Friday 16 November 2012

Alone.

So, I'm back for yet another depressing blog post. Leave now if you want to stay happy.

Basically, I feel alone. Where ever I go, whoever I'm with, I feel alone. I can be at sixth form surrounded by people and still feel like I'm alone. It feels like I don't fit in anywhere. At sixth form I'd rather just wonder around the school on my own than sit with the people who are supposed to be my friends. At home I prefer to sit in my room alone with my headphones in instead of being with my family.

I know why this has happened. I got close to someone. I thought that something might work out for me. Again, of course, I was wrong. And now I can't be around people. I feel like I need to be on my own constantly. I don't want to go to sixth form, I don't want to go to work, I don't want to go to parties. I don't want to do anything other than sleep and listen to music. I cannot function. I cannot do anything. I just want to give up. I just want to drop everything. There is no point in me continuing on with this complete lie I'm living. I put on a brave face everyday at sixth form, at work, at drama, at home. But, inside, I'm broken beyond repair. I've let everyone down enough as it is, it wouldn't matter if I just stopped. Just stopped everything. Give up.

I feel like complete shit everyday and it's because I don't deserve to feel good. I just fuck up everyone who gets close to me. If I let someone in, they get hurt and it's all my fault. I mess with people's feelings and heads and I don't mean to. I'm just that fucking stupid. I hurt people and don't realise I'm doing it. I say something or do something and don't realise just what effect it has on someone. I am basically selfish. And I don't mean to be. I just cannot do anything without hurting people.

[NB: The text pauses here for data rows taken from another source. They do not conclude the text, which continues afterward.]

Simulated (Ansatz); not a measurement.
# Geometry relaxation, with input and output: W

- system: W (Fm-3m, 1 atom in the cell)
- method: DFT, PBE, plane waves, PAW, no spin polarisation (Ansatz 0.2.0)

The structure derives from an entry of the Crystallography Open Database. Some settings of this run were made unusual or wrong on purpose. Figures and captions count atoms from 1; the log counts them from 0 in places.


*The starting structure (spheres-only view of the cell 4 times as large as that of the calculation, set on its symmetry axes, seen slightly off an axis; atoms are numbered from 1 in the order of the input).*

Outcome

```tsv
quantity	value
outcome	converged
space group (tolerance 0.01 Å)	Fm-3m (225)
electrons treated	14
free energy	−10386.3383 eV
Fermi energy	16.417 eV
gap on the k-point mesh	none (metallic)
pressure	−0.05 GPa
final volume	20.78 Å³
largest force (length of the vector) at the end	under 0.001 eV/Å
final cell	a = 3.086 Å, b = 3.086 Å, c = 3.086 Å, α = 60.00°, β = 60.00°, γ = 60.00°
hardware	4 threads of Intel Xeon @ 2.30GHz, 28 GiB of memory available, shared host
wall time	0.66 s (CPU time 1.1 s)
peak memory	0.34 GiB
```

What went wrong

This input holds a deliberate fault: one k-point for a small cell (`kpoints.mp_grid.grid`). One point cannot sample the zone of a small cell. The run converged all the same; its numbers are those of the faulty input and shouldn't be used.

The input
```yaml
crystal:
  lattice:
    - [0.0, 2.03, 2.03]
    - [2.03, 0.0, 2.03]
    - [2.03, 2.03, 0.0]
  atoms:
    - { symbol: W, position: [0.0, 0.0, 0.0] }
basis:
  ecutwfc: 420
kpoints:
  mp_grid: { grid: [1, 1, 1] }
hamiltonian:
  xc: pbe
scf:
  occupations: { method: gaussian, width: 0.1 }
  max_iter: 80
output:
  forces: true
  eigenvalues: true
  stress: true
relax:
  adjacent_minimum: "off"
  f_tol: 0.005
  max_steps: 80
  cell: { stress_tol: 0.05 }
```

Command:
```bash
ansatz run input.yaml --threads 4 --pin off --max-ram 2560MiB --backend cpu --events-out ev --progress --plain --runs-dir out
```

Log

And, to top it off, I've managed to push away the two people I thought I would always be friends with. I went and fucked up again. They had already forgiven me for so much, but this time I went too far. I crossed that line. And now I can't go back. I've managed to ruin the most important friendships I've ever had. I can never get that back. And no matter what I do, I will never forgive myself for what I've put these people through. They deserve better than me. They're better off without me in their lives. I can't ever forgive myself. I've hurt people who were nothing but kind and caring to me. I took their trust in me and ruined it. I let them get close, I got close with them, we got close and then I hurt them. I hurt them so badly that they will never want to see or hear from me again. And I don't blame them. What I did was wrong. What I did hurt them. Hurt them badly. And no matter how much I say sorry, it will never be enough. I will never forgive myself and they will never forgive me.

I no longer have a friend to turn too. I no longer have someone to confide in. I no longer have someone to make me feel better. I've blown everything and it is my fault. No one else's. Just me. I wish there was something I could do to fix things, but there isn't.

And if any of those people are reading this, I want you to know I'm sorry. Sorry for everything. And I hope your life is better without me, because, let's face it, it will be. Goodbye.